4.3 All subscriptions listed in the Order Form are collectively known as “Subscriptions.” All Subscriptions shall be paid for regardless of specific personnel. Helpware will make best efforts to retain agents, however, if an agent leaves, Helpware shall replace the agent and train the agent. Should the Client experience any downtime during a transition, Client shall receive a pause on the Subscription for any time Helpware is utilizing to replace an agent.
4.4 Helpware defines Service Start Date as the date when the agent(s) assigned to Client is/(are) ready to start working for the Client. The target Service Start Date is an estimated date and not necessarily the Service Start Date.

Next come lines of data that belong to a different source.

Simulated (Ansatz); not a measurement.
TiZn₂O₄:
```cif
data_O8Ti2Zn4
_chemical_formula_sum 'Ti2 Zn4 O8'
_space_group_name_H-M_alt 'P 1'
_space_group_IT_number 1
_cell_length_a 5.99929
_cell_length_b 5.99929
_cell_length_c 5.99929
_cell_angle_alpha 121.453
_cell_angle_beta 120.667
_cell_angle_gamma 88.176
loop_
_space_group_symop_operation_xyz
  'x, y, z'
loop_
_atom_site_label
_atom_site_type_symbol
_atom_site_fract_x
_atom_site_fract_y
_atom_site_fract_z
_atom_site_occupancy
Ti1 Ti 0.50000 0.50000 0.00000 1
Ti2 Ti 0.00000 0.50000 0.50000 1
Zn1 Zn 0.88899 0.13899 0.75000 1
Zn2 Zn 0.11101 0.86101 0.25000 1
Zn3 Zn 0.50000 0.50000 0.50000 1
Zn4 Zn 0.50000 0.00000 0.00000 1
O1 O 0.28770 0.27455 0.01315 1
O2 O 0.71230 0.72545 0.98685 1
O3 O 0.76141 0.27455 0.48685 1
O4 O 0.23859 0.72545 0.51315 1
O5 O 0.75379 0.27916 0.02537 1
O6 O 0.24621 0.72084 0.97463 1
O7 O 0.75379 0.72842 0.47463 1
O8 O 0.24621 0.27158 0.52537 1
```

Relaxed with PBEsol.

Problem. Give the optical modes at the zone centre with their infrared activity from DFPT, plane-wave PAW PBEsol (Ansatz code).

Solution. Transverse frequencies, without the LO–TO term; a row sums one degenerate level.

4.5 If the Client changes the actual date when Helpware agents or back-office workers start to work for the Client due to any circumstance, the billing to the Client will not be deferred and all billing will continue regardless if the Client chose to utilize the Helpware workforce or not.
5.TERM AND TERMINATION
5.1 Subject to earlier termination as provided below, this Agreement is for the Initial Service Term of one year as specified in the Order Form, and shall be automatically renewed for additional periods of the same duration as the Initial Service Term (collectively, the “Term”), unless either party requests termination at least thirty (30) days before the end of the initial service term, with the exception of the first 60 days when Client can cancel up to 10 days prior to the end of the first 60 days of service.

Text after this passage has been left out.